For so much of my life I, I have closed myself off from everyone else from the fear of knowing the ones we love can hurt us the most.

And therefore, I have done my best to shy away from any new serious relationships and/or friendships. I have built these walls around myself and at times parts of them have crumbled just enough to allow the disappointment to seep in.

I have been doing the work over the last two years to change this. I am trying to be more open, to allow others into my bubble and in most cases I have been doing well. There has been a time or two where I was faced with the all too familiar feelings of disappointment, but instead of putting the walls back up, I shook it off, focused on the positive aspects surrounding the situation and moved on.

New situations have proved easy. So much so that I have felt somewhat invincible!

My mistake.

I came home yesterday feeling overwhelmed and uninspired. It was a blah day at the office, repetitious and daunting to say the least.

Work when it is for someone else’s gain is always that way is it not? So I did what I normally do and focused on all the positive aspects of this job compared to jobs of the past. There are a number of them, so it usually works pretty well.

Then there was this overwhelming guilt I have been feeling for my lack of inspiration to write lately. It had been two weeks since my last post on Random Thoughts and approaching the same on Insane Roots. That is just not like me.

I was hoping to get a post out last night and was already annoyed by life, so when my friend called the timing could not have been more perfect for a storm.

The law of attraction tells us that we attract all that surrounds us in one way or another. In essence, when we are annoyed we attract more of the same, so doesn’t it seem fitting that I would end up annoying my friend into a hateful frenzy?!

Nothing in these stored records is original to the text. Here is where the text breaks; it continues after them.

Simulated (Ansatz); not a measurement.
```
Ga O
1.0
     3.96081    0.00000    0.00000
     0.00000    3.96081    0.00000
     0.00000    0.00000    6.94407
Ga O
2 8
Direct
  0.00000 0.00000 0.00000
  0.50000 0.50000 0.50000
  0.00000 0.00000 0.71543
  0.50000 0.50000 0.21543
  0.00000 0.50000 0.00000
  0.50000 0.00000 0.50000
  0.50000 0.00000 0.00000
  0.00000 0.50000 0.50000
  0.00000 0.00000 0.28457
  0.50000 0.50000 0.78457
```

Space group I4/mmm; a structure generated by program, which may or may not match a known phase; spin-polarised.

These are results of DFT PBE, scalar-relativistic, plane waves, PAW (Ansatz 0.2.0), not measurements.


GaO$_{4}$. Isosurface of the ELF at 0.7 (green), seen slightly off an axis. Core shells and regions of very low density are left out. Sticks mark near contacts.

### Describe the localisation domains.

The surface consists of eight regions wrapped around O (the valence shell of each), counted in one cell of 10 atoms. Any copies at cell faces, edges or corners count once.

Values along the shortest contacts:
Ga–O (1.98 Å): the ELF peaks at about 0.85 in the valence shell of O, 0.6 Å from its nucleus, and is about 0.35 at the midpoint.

Reflecting on my day yesterday makes a great deal of sense now. I spent the day out of good vibration and ended up attracting more of the bad vibration I was emitting.

I am not saying my feelings are not still hurt, but I am choosing to get past it because there is no good that can come from dwelling on it.

Our importance in other people’s lives just changes from time to time. It’s all part of life.

And besides, it is not up to them to make you feel special or loved. That is all up to you. No one is going to do it for you and they shouldn’t have to.